How this fire happened
A kitchen fire was caused by a faulty integrated dishwasher.
The dishwasher had not been in use for a period of time, however the appliance was still connected to a live power supply.
Investigations indicated that there was an electrical fault inside the circuitry of the appliance that had led to overheating and the subsequent fire.
A visitor to the house had noticed a strange noise coming from the kitchen on the previous two days before the fire occurred.
Fortunately, the smoke alarm woke the occupier who found the kitchen full of black smoke.
The early detection of the fire allowed the occupier to escape uninjured to call East Sussex Fire & Rescue Service which meant that the fire and smoke damage was confined to the kitchen.
The effect it had
We recommend switching off appliances when not in use. Even when not in use, energised electrical appliances can still cause a fire. Where possible, switch off appliances and close doors as part of your regular bedtime routine.
Register your appliance so you know if there's a safety recall.
Most electrical fires are not spontaneous. Clues are there that something is wrong - you just need to know what to look out for.
Plugs and sockets that feel hot to the touch are dangerous and need to be checked.
Make sure your electrical plugs have the correct fuse for the appliance. Items such as mobile phone chargers may get warm when in use, but should not get too hot to hold.
Plugging several appliances into one socket can cause overload, which can lead to a fire.
Prevention is always better than cure, so check all your appliances regularly and have them repaired or replaced if they show any signs of damage or a fault.
If you are unsure of the safety of any electrical items in your home, get professional advice.
A visit from a qualified electrician will give you peace of mind, and whatever it costs, it will always be cheaper than losing your home - or your life.
Consider upgrading your consumer unit (fuse box) to one that includes residual current devices (RCD). An RCD is a life saving device which is designed to prevent you getting a fatal electric shock if you touch something live, such as a bare wire or faulty electrical equipment - a level of personal protection that ordinary fuses and circuit-breakers can't provide.
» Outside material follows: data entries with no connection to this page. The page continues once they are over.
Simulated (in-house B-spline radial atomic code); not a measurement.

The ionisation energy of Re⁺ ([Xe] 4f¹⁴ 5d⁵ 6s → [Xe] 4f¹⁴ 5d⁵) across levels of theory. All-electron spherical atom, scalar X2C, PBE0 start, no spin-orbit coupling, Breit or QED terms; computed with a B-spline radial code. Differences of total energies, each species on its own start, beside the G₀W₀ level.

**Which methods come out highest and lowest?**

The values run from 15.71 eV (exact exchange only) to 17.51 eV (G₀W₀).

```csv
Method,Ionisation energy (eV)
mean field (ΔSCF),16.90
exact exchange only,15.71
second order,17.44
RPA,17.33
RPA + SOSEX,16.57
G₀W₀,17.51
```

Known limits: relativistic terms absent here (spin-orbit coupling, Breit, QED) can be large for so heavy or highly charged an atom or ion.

They also provide a measure of protection against electrical fires. RCDs are best located in consumer units, but are also available in the form of standalone plug-in devices, for use with electric lawn mowers and hedge trimmers, for example.
For further advice on electrical safety, visit Electrical Safety First's website.
Lastly, ensure your property has working smoke alarms.
A smoke alarm will give you an early indication that there is a fire giving you precious additional seconds to get to safety.
Remember that East Sussex Fire & Rescue Service can carry out free Home Safety Visits on eligible homes.